Definition of Annuity contract:
An annuity contract is a written agreement between an insurance company and a customer outlining each party's obligations in an annuity agreement. Such a document will include the specific details of the contract, such as the structure of the annuity (variable or fixed); any penalties for early withdrawal; spousal and beneficiary provisions, such as a survivor clause and rate of spousal coverage; and more.
An annuity contract is a contractual obligation between as many as four parties. They are the issuer (usually an insurance company), the owner of the annuity, the annuitant, and the beneficiary. The owner is the person who buys an annuity. An annuitant is an individual whose life is used as the yardstick for determining when benefits payments will start and cease.
Agreement that defines the type and terms of an annuity plan. It generally specifies the amount and number of payments, states the payback starting date, and names the annuitant and the beneficiary.

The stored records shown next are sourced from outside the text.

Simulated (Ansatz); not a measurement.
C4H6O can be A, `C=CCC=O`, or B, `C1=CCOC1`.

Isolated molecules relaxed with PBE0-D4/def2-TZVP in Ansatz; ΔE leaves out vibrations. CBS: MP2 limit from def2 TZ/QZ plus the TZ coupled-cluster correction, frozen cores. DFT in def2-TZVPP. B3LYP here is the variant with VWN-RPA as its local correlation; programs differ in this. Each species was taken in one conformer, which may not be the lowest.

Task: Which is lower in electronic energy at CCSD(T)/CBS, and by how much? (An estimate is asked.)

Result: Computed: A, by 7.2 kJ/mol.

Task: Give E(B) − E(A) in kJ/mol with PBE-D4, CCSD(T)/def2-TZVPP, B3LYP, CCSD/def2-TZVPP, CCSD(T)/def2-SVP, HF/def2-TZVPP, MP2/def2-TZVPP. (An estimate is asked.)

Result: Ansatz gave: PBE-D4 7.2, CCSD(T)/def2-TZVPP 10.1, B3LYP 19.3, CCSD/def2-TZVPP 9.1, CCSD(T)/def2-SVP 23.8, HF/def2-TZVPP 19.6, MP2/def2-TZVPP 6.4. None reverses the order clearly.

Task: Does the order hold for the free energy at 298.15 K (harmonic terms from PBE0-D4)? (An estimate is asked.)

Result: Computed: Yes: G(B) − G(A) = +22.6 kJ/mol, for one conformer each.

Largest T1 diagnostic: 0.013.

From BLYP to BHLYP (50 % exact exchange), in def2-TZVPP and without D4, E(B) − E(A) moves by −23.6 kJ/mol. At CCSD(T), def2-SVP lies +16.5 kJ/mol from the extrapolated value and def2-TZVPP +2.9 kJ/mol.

How to use Annuity contract in a sentence?
- Annuities are often complicated financial vehicles.
- An annuity contract can encompass up to four people--issuer (usually an insurance company), the owner of the annuity, the annuitant, and the beneficiary.
- Annuities are often complicated financial vehicles. .
- A beneficiary can inherit an annuity contract upon the annuitant's death. .
- Often the owner and annuitant can be the same person.